Dubai launches Mideast’s first government-backed blockchain platform

IBM will deliver the new service aimed at speeding up transaction processing times

LONDON: Dubai has partnered with technology giant IBM to launch the first government-backed blockchain platform in the Middle East, with the aim of digitizing the provision of day-to-day services for the emirate’s residents and businesses.

The platform is part of the government’s Smart Dubai initiative  to use technology to improve happiness and ensure government services are paperless by 2021.

Blockchain technology promises to speed up transaction processing times, for example making it quicker and easier to pay water bills or apply for business licenses.

The IBM-powered system will process transactions through the IBM Cloud environment, enabling organizations to keep their data in-country and lower costs by conducting transactions locally.

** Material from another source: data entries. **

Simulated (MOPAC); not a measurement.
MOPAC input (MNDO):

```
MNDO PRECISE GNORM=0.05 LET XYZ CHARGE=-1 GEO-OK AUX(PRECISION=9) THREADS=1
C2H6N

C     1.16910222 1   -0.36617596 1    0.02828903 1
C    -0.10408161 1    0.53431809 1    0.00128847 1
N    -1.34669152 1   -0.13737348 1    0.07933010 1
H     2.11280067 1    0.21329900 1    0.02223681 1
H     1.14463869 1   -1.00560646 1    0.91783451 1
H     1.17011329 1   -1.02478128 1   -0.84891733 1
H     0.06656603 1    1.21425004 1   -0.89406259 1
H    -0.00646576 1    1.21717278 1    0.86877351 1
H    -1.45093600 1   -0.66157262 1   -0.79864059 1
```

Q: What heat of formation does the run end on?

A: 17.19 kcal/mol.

“Dubai has been a pioneer in blockchain technology since its inception, while other major cities around the world were reluctant to embrace it for city-wide implementation,” said Aisha Bin Bishr, director-general of the Smart Dubai Office.

“The Dubai Blockchain Strategy set a clear path for the emirate to have the world’s first fully digitized government by 2021,” she said.

In the last few years Dubai has launched various proof-of-concept and pilot blockchain initiatives across different government agencies including roads and transport, energy, health and education, said Amr Refaat, general manager at IBM Middle East and Pakistan.

“Through the new service, these organizations will have the ability to transition their blockchain developments into full-scale production,” he said.

The first project to be launched on the new platform will be the “Dubai Pay Blockchain Settlement and Reconciliation System.”

This allows government entities to conduct transactions with other official bodies, banks or financial institutions in real-time rather than the 45 or so days it used to take to process payments. Previously department of finance staff had to go through payments collected via various portals to manually reconcile and settle them.

The Dubai Electricity and Water Authority (DEWA) and the Knowledge and Human Development Authority were the first government agencies to trial this system.

IBM has also recently worked with Dubai’s Department of Economic Development (DED) to launch its unified corporate registry using IBM Blockchain, said Refaat.

“The aim of the registry is to digitize the process of issuing business licenses and exchanging commerce information for business owners, investors, entrepreneurs and startups, enabling them to conduct transactions digitally in real-time and in a trusted and secure environment,” he said.

“We have also worked with Dubai Airport Freezone Authority (DAFZA) to transform and automate the freezone commercial licensing and renewal process.

“Through IBM Blockchain, they can manage digital blockchain transactions and accurately and quickly verify documents, enabling businesses to establish operations in the UAE in a time efficient manner,” he said.

Adopting blockchain technology could save Dubai 5.5 billion dirhams ($1.17 billion) a year in document processing costs alone, according to Smart Dubai’s website.

The emirate is aiming to become the “global benchmark” for the city-wide implementation of blockchain services, the government body said.